Scisummgen is a Python script developed as the final project for the Text Mining and Analytics course. The goal of this assignment is to create summaries of scientific publications considering the content of citing papers. The scisumm-corpus
directory contains the corpus of papers published in the context of the CL-SciSumm 2017 challenge.
The papers that need to be summarized are called reference papers. Each reference paper is associated with a set of citing papers. The sentences of a citing paper that cite the corresponding reference paper are called citances. The associated sentences in the reference paper are called provenances. An annotation is a relation between a set of citances of a citing paper and a set of provenances of the corresponding reference paper.
The whole process can be executed by running the script main.py
. The resulting summaries will be placed in the summary
directory. Please note that the process is partially stochastic.
Each reference paper is represented by a Paper class. This class contains the reference paper, the corresponding citing papers, and the corresponding annotations. The papers are represented by the Document class that contains the actual sentences. The list of annotations is represented by the Annotation class.

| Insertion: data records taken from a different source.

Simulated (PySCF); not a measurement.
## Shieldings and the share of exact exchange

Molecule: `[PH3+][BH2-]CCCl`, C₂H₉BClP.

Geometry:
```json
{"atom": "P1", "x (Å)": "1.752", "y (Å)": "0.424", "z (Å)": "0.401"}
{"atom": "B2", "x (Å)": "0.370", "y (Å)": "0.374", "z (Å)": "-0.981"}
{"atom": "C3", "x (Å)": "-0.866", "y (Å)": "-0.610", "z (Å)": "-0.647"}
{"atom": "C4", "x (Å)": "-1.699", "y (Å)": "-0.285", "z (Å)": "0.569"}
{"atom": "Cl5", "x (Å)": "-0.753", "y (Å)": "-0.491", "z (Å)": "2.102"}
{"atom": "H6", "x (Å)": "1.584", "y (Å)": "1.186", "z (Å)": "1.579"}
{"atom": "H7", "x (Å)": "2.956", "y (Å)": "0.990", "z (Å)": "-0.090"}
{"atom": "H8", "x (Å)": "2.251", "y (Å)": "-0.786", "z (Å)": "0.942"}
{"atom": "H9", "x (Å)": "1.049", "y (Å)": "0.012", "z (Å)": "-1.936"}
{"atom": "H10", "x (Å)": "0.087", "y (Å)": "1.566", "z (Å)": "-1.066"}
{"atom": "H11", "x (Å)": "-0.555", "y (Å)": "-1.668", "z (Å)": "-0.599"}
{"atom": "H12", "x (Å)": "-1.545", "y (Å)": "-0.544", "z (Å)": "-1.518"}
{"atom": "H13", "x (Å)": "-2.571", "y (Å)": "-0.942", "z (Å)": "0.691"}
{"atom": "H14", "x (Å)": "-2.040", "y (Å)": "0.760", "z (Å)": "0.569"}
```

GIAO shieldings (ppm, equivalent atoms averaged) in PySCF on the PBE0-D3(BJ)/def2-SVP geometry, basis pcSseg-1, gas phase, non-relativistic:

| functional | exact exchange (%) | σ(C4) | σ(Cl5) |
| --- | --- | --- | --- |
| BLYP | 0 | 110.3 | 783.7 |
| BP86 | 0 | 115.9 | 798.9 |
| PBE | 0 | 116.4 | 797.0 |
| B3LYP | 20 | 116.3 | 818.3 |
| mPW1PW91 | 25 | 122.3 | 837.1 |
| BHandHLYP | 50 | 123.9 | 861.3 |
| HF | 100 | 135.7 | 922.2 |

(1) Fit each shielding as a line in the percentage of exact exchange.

The sentences are converted to lowercase and then tokenized by means of the regular expression \w+
. The tokens listed in the stopwords.txt
file are ignored.
For each reference paper, for each citance, and for each sentence of the reference paper, it is possible to compute a set of features. These features are used to train an MLP classifier with the goal of predicting if a sentence of the reference paper is a provenance or not. The features considered are the following:
- tfidf: the TF-IDF similarity between the two sentences as computed by
gensim
; - lsi: the LSI similarity between the two sentences, as computed by
gensim
considering 50 topics; - bigrams: the number of common bigrams between the two sentences;
- sid_pos: the position of the sentence in the reference paper;
- ssid_pos: the position of the sentence in the local section of the reference paper;
- section_pos: the position of the local section in the reference paper.
The corpus of documents used for computing the TF-IDF similarity and the LSI similarity includes all the sentences of the reference paper and all the sentences of all its citing papers.
The classifier is trained to predict the probability for a sentence of being a provenance given a particular citance. Please note that a citance, in practice, may include several sentences of the citing paper. These probabilities are predicted for each pair composed of a sentence of the reference paper and a citance of all its citing papers.
Given all the probabilities for a sentence of the reference paper of being a provenance, computed considering the citances available, a global score for each candidate provenance is computed by summing all its probabilities. The sentences with the highest score are selected for creating the summary of the reference paper until the length of the summary exceeds 250 words. These sentences are ordered according to their original position in the reference paper.
The resulting summaries are available in the summary
directory, while the results of the evaluation are reported in the scores.txt
file. This solution achieved a ROUGE F1-score of 20.76% when considering the community summaries.